06 October 2008

high definition

 

Watch what you want

Thursday, January 10th, 2008

Even though this is a gadget show, content’s role at CES increases with each successive year. Which makes sense, because most consumers ultimately don’t care about technology, they care about what they can accomplish with it.

If you shell out for a new HDTV, what you care about is being to watch compelling hi-def programming. That’s one reason that Comcast’s Brian Roberts talked about putting 1,000 HD “choices” in customers’ homes by the end of 2008 (some media outlets erroneously reported this as 1,000 channels) and about rolling out a new system architecture by the end of the year that will let Comcast make half of 6,000 monthly On Demand movie options available in high definition.

(By the way, this is especially important for you if you paid a lot for your TV.  The Cox Digital Straight Talk blog reports that Panasonic has sold more than 3,000 of the 103-inch plasma displays they showed at last year’s CES, at a price of $51,000 each.)

The same goes for your home computer. If you can watch video, whether streaming or downloaded, then you want as many available choices as possible. I often assume that if I can watch a show on TV, then there must be some way for me to watch that same show online, but that isn’t always true.

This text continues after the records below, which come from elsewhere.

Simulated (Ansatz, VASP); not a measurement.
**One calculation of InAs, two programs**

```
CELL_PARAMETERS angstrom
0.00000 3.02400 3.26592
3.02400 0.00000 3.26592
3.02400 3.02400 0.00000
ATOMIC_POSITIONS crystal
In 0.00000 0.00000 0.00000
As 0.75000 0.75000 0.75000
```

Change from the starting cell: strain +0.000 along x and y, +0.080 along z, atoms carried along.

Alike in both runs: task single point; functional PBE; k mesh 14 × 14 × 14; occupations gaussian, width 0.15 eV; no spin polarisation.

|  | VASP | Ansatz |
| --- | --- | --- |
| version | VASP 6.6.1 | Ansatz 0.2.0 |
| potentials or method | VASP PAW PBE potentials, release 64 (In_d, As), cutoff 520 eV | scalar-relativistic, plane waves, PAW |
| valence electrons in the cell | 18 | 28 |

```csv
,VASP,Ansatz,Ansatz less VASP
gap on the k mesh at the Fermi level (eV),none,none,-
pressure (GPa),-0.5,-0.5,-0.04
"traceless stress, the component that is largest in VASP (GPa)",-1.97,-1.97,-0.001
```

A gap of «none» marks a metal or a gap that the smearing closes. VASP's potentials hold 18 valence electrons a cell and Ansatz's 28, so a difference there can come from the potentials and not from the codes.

That topic came up at the CES panel “The True Cost of DRM: What Can’t We Do Now?,” as it had earlier, with some comparison of digital rights management as it has evolved for music, as opposed to the current state of DRM for video.

[Russell Frackman, Partner, Mitchell Silberberg & Knupp] took issue with [American University's Patricia] Aufderheide’s singling out of Viacom. “What about the other side of the equation? How much are YouTube and Google going to pay?” he asked.

“They built a filter Viacom didn’t pay for,” countered [Electronic Frontier Foundation senior staff attorney Fred] von Lohmann.

That’s one way of looking at it: A streaming video service may not have paid for rights-controlled content, but the rightholder didn’t pay for the actions of tracking down their content and then taking it off the service.

The process of moving toward a future in which viewers can watch any piece of content ever made at any time on any device will be a slow, incremental process.  The amount of available content increases all the time and that’s a good thing for everybody.